NOT FOR DISTRIBUTION TO US NEWSWIRE SERVICES OR FOR DISSEMINATION IN THE UNITED STATES
Redstar Gold Corp. (the "Company") announces that the private placement, previously announced February 23, 2005, has closed. The Company issued 3.0 million units at a price of $0.175 per unit to raise gross proceeds of $525,000.
Each Unit consists of one common share and one share purchase warrant exercisable for a period of two years from the date of closing. Each share purchase warrant is exercisable to purchase one common share at price of $0.25 in year one and $0.30 in year two. If the closing price of the Company's shares exceeds $0.35 in year one (after the expiry of all hold periods) or $0.45 in year two for 20 consecutive trading days, the share purchase warrants must be exercised within 30 days of notice thereof from the Company, or they will expire.

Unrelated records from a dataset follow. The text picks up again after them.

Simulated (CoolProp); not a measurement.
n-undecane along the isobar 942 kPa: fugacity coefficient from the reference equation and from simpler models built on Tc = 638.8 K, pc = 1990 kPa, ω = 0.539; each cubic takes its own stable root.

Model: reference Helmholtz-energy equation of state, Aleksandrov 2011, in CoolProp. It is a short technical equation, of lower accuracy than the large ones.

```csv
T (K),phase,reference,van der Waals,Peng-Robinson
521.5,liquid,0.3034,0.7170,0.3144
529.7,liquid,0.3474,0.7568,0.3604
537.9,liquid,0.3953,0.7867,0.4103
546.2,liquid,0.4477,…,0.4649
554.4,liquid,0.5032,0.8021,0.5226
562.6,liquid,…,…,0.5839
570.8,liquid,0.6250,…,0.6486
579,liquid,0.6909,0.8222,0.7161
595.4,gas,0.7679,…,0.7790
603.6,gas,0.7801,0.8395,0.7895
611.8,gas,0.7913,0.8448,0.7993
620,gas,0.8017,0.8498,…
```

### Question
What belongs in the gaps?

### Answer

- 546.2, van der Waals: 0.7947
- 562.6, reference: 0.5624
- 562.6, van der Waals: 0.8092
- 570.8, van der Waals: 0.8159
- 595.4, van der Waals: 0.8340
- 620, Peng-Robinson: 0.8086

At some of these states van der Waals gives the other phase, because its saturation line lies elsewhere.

Quest Securities Corp. received 260,000 agent's warrants, where each warrant is exercisable for one share at a price of 25 cents per share in the first year and at a price of 30 cents per share in the second year. (The forced exercise provision does not apply.) Haywood Securities Inc. received 40,000 agent's warrants, where each warrant is exercisable for one share at a price of 25 cents per share in the first year and at a price of 30 cents per share in the second year. (The forced exercise provision does not apply.)
The net proceeds from the private placement will be used for generating projects from the Company's Nevada geological database, exploration on the Company's Red Lake properties, and working capital purposes.
On Behalf of the Board,
REDSTAR GOLD CORP.
The TSX Venture Exchange has not reviewed and does not accept the responsibility for the adequacy or the accuracy of this news release.